Honoring the term, the variety of technologies in the Big Data stack is hugely BIG. Many complex components in charge of transport, storing, and processing millions of records make up Big Data infrastructures. The speed at which data needs to be processed and how quickly the implemented technologies need to communicate with each other make security lag behind. Once again, complexity is the worst enemy of security.
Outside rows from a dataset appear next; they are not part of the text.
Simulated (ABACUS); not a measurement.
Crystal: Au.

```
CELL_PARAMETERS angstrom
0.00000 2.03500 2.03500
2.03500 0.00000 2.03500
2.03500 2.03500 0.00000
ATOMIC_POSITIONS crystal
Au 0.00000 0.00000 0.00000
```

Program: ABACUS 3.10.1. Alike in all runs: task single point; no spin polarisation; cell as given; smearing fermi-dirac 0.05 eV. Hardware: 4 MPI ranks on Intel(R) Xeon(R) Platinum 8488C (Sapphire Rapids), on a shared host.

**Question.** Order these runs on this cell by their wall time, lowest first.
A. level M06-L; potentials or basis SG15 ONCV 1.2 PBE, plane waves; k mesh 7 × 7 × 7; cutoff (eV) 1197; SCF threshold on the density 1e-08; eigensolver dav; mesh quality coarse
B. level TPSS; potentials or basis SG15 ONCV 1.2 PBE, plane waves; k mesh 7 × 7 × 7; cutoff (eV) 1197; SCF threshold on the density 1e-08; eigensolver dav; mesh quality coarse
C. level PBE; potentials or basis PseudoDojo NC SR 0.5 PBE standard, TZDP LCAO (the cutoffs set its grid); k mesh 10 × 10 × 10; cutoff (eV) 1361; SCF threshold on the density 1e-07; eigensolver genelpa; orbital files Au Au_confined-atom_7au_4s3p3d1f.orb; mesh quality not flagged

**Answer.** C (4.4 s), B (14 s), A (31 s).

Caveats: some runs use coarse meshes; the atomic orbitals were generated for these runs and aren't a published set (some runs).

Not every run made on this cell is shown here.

Today, when conducting a security assessment on Big Data infrastructures, there is currently no methodology for it and there are hardly any technical resources to analyze the attack vectors. On top of that, many things that are considered vulnerabilities in conventional infrastructures, or even in the Cloud, are not vulnerabilities in this stack. What is a security problem and what is not a security problem in Big Data infrastructures? That is one of the many questions that this research answers. Security professionals need to count on a methodology and acquire the necessary skills to competently analyze the security of such infrastructures.
This talk presents a methodology, and new and impactful attack vectors in the four layers of the Big Data stack: Data Ingestion, Data Storage, Data Processing and Data Access. Some of the techniques that will be exposed are the remote attack of the centralized cluster configuration managed by ZooKeeper; packet crafting for remote communication with the Hadoop RPC/IPC to compromise the HDFS; development of a malicious YARN application to achieve RCE; interfering data ingestion channels as well as abusing the drivers of HDFS-based storage technologies like Hive/HBase, and platforms to query multiple data lakes as Presto. In addition, security recommendations will be provided to prevent the attacks explained.